Politics
Andy Burnham Fires Back At Tony Blair After Ex-PM’s Attack
Andy Burnham has hit back at Tony Blair after the former Labour prime minister urged the party not to go further left.
The Greater Manchester mayor is currently campaigning for the Makerfield by-election so he can get a seat in parliament and challenge Keir Starmer’s leadership.
He has promised to implement change after what he has described as “40 years of neoliberalism.”
While the ex-PM told BBC Radio 4′s Today programme that he hopes Burnham – who used to serve in Blair’s government – wins the crunch Makerfield contest, he questioned his analysis.
Blair said: “We’re in 2026. Let’s go back to 1986. So we assume he doesn’t mean the first seven years of Margaret Thatcher. So back to the 70s? Nothing good in that period of Thatcher with the business community or New Labour?
“I don’t think he [Burnham] really means that, but what I’m saying is if you’re going to change leader you’ve really got to force people to say where they stand.”
He also called for Labour to govern from the “radical centre”.
But Burnham suggested to The Observer that Blair was missing the point, saying: ”[He] criticises my phrase about 40 years of neoliberalism but the last 40 years has given us wide inequality – that’s what’s responsible for the abandonment of the centre.
“People don’t think the centre has delivered for them in terms of their lives, therefore they’ve gone further to the extremes.”
It comes after Blair penned at 5,600 word essay calling for Labour to take a completely new approach to its policies rather.
The ex-PM accused Labour of suffering from a “perennial delusion”, believing “that when we lose seats to the right the country is really signalling it wants Labour to move left”.

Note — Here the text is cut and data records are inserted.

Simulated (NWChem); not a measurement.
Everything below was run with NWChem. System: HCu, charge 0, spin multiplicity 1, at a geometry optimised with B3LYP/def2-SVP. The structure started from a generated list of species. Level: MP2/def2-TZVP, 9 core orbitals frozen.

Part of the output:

He also claimed the party was “playing with fire” by trying to replace Starmer without first deciding on a different policy direction, and therefore risks consigning the UK to “relegation from the Premier League of nations”.
But Burnham tore into Blair’s vision of what the UK should look like.
“He doesn’t mention inequality once,” he said. “If you don’t get how that’s driving politics now, if you are not rooting your analysis in the fact that people are unable to live and that things that were taken for granted are no longer affordable, then you are not understanding what’s going on.”